With the 40th anniversary of the historic win on Feb. 22, Eruzione joined WFAN's Maggie Gray and Marc Malusis. 

"I remember I called home after we beat the Soviets and my sister started screaming on the other end of the phone. I said, 'Obviously you're having a party, I'll call back' and I hung up," Eruzione said. "That's all we knew about it other than family, friends and people in Lake Placid. It wasn't until after the Olympic games that we got out to the countryside and went 'wow, this thing was huge.' Forty years later, I still get tons of letters in the mail, tons of people asking me questions ... but we never thought it would have the legs that it had."

The United States' journey to the gold was adapted into the 2004 film "Miracle," which grossed $64.5 million at the box office. In one of the iconic scenes from the film, Herb Brooks, played by Kurt Russell, forced his team to participate in a rigorous post-game practice. The inspirational scene ended with Eruzione, played by Patrick O'Brien Demsey, declaring he plays for the United States of America. 

The Massachusetts native broke down what really happened that night, where Brooks' "wasn't happy" following the United States' meeting with Norway. 

"We got through shaking the Norwegian players hands and we started to skate off the ice," Eruzione recalled. "Next thing you know, we're at one end of the ice and we start to do drills called 'Herbies'. We did it in segments of five at a time and we did it in waves of three. We did it for about 15 minutes then he blew the whistle and we stretched. Then he blew it and we went back to the line and did them again. ... We did them for about an hour and 15 minutes after the game.

"How the drill actually ended was Mark Johnson smashed his stick against the glass," Eruzione added. "After a while, guys have been smashing their stick against the glass. After Mark smashed it against the glass, Herb said if I hear another stick break against the glass you'll skate until you die. Well nobody said a word and he finally blew the whistle. We went in the locker room and he said if you guys play this way again tomorrow, you're going to skate again. We won 8-0 the next day. The point was well taken."

Eruzione served as the United States' captain during the 1980 Olympic games. Sports Illustrated dubbed the monumental win over the USSR as the "greatest moment in sports history." 

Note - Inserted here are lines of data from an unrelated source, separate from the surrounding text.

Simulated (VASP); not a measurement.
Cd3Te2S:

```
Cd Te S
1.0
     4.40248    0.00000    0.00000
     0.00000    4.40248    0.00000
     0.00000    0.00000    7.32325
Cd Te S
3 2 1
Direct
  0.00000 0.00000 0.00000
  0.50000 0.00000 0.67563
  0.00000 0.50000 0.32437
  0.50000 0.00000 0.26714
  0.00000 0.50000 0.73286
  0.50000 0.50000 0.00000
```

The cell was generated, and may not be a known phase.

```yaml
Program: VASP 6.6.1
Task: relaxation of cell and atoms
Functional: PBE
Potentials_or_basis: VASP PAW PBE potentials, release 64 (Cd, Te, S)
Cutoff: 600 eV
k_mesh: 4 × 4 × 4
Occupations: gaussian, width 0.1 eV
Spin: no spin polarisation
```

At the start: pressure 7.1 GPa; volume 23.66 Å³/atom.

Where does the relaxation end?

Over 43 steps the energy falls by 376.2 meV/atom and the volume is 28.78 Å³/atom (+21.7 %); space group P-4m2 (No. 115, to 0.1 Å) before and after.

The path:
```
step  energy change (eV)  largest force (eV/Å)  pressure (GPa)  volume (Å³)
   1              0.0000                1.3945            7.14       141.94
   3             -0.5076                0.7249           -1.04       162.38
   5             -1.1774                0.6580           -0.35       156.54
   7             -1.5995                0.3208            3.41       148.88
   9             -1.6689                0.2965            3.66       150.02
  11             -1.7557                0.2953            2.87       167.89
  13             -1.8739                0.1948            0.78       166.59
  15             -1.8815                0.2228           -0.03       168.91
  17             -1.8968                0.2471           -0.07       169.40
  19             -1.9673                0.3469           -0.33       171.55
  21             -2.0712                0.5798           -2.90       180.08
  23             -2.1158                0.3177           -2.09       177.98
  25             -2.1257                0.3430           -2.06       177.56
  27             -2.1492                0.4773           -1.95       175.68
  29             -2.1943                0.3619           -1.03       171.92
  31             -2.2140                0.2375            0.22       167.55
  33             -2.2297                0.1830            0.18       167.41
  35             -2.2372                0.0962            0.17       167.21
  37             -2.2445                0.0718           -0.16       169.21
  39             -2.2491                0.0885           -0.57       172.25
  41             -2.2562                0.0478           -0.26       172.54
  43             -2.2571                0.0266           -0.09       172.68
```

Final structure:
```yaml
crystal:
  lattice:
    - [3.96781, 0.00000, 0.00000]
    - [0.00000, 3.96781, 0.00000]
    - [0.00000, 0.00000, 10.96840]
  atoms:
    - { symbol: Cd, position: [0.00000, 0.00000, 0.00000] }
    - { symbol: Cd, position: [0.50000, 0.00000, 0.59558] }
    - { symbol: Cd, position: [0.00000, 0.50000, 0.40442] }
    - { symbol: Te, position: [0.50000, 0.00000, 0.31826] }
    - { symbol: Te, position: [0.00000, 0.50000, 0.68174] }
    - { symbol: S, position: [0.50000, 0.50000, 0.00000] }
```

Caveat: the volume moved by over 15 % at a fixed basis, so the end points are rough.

"To us as a hockey team, it was an athletic event. But to people in this country, it was something we needed," Eruzione said. "We were able to get — kind of like showed the world, 'this is what makes our country so great.' Herb used to call us a lunch-pail, hard-hat group of guys. And I think people related to us. We were kids who came from working class families who respected the game of hockey, respected each other, respected the country that we lived in and the honor it was to represent your country and that's different than — when it's the Olympic games, it's a nation.

"So when we watch Michael Phelps or Eric Heiden, or Simone Biles compete, or the women's soccer team; we feel a part of it because they represent us," Eruzione said. "That's why I think our moment is still so special because what it meant to people for a lot of different reasons other than sports."